Interval find 2x cosine 2xdx?

Answer 1

Integral (2x cos(2x) ) dx

First thing you do is pull the constant out of the integral.

2 * Integral (x cos(2x) ) dx

Now, we solve this by parts.

Let u = x. dv = cos(2x) dx
du = dx. v = (1/2) sin(2x)

Recall that the procedures for doing this by parts goes
uv - Integral (v du), so we have

2 * [x(1/2)sin(2x) - Integral [ (1/2)sin(2x) ] dx ]

If we expand this, we get

xsin(2x) - 2 * Integral [ (1/2)sin(2x) ] dx

Pull the (1/2) out of the other integral; merged with the existing 2 on the outside, should mean they cancel each other out.
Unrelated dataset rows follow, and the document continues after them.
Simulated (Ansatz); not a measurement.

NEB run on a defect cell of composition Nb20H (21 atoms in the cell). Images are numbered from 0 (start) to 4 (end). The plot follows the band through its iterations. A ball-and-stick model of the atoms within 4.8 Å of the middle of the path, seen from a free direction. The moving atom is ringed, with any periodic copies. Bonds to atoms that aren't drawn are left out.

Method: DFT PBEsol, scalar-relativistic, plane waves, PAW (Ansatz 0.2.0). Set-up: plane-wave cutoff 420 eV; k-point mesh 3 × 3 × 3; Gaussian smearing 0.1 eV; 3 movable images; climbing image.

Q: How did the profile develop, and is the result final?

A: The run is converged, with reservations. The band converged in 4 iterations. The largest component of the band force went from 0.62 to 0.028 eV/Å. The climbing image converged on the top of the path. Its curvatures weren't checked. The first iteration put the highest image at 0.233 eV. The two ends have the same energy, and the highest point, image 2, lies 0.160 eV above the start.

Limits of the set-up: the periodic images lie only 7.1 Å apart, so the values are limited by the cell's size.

xsin(2x) - Integral (sin(2x)) dx

Now we solve as normal.

xsin(2x) - (1/2)(-cos(2x)) + C
xsin(2x) + (1/2)cos(2x) + C

Answer 2

By parts:

u = 2x
du = 2 dx

dv = cos(2x) dx
v = 1/2 sin(2x) dx

∫ u dv = uv - ∫ v du

∫ 2x cos(2x) dx = 1/2 (2x)sin(2x) - 1/2 ∫sin(2x) (2 dx)

= x sin(2x) - ∫sin(2x) dx

= x sin(2x) - (-1/2 cos(2x)) + C

= x sin(2x) + 1/2 cos(2x) + C